Julius Baer Asia Quest Demands High Energy From Collardi
When Julius Baer Group Ltd. (BAER) was looking for a new leader in 2009, Boris Collardi wasn’t exactly a shoo-in. Five years on, Switzerland’s private banking protege still has a lot to prove.
In an industry dominated by executives in their 50s and 60s, Collardi was 34 when he became chief executive officer of the country’s third-largest wealth manager. He vaulted to the top on the back of two stints in Singapore and promotions at Credit Suisse Group AG (CSGN) -- valuable experience for a company wooing wealthy people in emerging markets.
“Just to be a Swiss bank isn’t enough anymore,” said Collardi, who said he visits Hong Kong and Singapore every six weeks and regards Singapore as his second home after Zurich. “Now you need to bring local competence.”
Collardi, 39, has used his experience of living and working in Asia to advance the transformation of Julius Baer from a bank focused on western Europe to a network of businesses spanning Europe, Asia, the Middle East and Latin America. The CEO, who earned $6.7 million in 2013, will be judged on whether Julius Baer can compete with top international banks in the world’s fastest-growing markets.

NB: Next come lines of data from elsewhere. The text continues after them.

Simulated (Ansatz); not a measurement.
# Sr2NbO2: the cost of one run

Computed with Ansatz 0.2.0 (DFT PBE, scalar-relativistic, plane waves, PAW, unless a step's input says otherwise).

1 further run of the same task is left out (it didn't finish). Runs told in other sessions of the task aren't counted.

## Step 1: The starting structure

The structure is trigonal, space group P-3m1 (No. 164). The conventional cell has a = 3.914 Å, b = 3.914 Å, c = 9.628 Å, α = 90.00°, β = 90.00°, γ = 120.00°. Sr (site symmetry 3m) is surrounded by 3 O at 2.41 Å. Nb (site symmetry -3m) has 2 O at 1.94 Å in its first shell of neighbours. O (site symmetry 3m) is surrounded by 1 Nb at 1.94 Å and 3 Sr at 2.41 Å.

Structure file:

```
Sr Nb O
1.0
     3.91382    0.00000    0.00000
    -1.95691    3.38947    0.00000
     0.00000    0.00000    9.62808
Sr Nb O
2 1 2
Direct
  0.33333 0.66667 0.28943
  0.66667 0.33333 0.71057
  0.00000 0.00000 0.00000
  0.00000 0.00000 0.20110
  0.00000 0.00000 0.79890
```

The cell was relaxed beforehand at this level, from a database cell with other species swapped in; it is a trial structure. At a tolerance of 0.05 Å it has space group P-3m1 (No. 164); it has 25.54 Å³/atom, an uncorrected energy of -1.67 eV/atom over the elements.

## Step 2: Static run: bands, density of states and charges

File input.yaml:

Deposits in the two biggest offshore centers for affluent Asians -- Singapore and Hong Kong -- account for almost one quarter of the 264 billion Swiss francs ($295 billion) under management at Julius Baer, Switzerland’s biggest wealth manager after UBS AG (UBSN) and Credit Suisse. Under Collardi, the bank has also opened a representative office in Shanghai.
“When I started in this business 80 percent of Asian clients used to come to Europe and have a Swiss account,” Collardi said in a telephone interview. “That breed is like Jurassic Park. It’s disappearing. Now the new ones are all entrepreneurs. They all want to have their money in Asia where there are better returns.”
Collardi plunged into the top job at Julius Baer, established in Zurich in 1890, at a time of upheaval in the Swiss banking industry. Much of Europe was in recession, and the Swiss government had bailed out UBS the year before. France, the U.K., the U.S. and Germany had embarked on an international regulatory effort to contain the use of offshore banks as tax shelters.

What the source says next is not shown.